We share secrets—the ones we’ve never uttered aloud. We reveal our quirks and neurotic preferences—the desire for alone time, the way she loves to sing with reckless abandon.

We confess our insecurities—the fear of abandonment, the longing for acceptance. And as we twirl, vulnerability becomes our choreography—a dance of authenticity.

We grow through curiosity.

“To know you deeply, I must ask questions that unravel your soul.”

We wield curiosity like paintbrushes, stroking colors onto the canvas of our connection.

We ask about childhood dreams, favorite books, hidden talents. We inquire about fears—the monsters under our beds, the ghosts of past relationships.

We explore our values, beliefs, and aspirations. And with each question, we peel back layers, revealing the hues of vulnerability—the shades of who we truly are.

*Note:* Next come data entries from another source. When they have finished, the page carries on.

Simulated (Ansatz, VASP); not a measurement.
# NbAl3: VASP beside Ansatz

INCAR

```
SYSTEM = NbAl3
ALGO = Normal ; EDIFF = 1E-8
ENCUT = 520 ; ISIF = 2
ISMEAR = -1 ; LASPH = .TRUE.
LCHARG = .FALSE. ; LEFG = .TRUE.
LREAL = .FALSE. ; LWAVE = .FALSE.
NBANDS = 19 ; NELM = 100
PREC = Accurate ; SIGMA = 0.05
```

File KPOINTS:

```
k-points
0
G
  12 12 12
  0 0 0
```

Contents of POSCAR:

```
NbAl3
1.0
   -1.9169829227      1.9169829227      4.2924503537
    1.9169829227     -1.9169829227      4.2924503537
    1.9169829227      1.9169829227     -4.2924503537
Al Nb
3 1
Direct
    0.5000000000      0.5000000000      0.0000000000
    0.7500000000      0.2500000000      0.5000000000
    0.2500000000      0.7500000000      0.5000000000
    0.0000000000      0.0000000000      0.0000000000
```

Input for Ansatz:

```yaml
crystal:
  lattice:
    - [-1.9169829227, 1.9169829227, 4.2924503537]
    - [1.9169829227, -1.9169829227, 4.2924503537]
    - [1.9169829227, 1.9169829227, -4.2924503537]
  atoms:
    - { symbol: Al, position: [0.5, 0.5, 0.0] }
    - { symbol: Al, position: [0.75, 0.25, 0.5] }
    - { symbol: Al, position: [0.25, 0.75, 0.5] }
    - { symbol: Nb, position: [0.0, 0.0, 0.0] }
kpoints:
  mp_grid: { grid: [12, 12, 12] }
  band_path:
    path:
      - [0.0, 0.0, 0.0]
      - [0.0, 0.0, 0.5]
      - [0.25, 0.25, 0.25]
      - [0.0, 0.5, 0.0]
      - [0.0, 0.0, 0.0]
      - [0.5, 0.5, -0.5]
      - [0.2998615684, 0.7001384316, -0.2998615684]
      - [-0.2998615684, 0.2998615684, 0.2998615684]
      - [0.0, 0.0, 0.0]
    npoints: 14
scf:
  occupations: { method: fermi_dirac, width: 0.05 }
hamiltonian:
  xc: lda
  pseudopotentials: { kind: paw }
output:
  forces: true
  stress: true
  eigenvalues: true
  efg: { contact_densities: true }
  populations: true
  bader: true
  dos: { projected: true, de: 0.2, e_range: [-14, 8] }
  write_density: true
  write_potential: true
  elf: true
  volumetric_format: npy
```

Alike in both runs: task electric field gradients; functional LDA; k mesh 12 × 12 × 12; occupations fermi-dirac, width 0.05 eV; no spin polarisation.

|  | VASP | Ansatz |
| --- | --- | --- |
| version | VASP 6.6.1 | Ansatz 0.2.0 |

In the end, the more vulnerable we get, the stronger our relationship grows.

“Vulnerability is the heartbeat of intimacy—the pulse that echoes ‘I see you, and I choose you.’”

I am so grateful to be walking alongside Andrea in our exploration.
This vulnerability is not a weakness; it’s our superpower. It’s the courage to say, “This is me—flawed, imperfect, and real.”

It’s the willingness to hold space for each other’s humanity.

So we will continue this journey, hand in hand, hearts wide open. We will learn every facet—the laughter lines, the hidden scars, the whispered dreams.

For it’s in vulnerability that we find not just love but a mirror reflecting our truest selves.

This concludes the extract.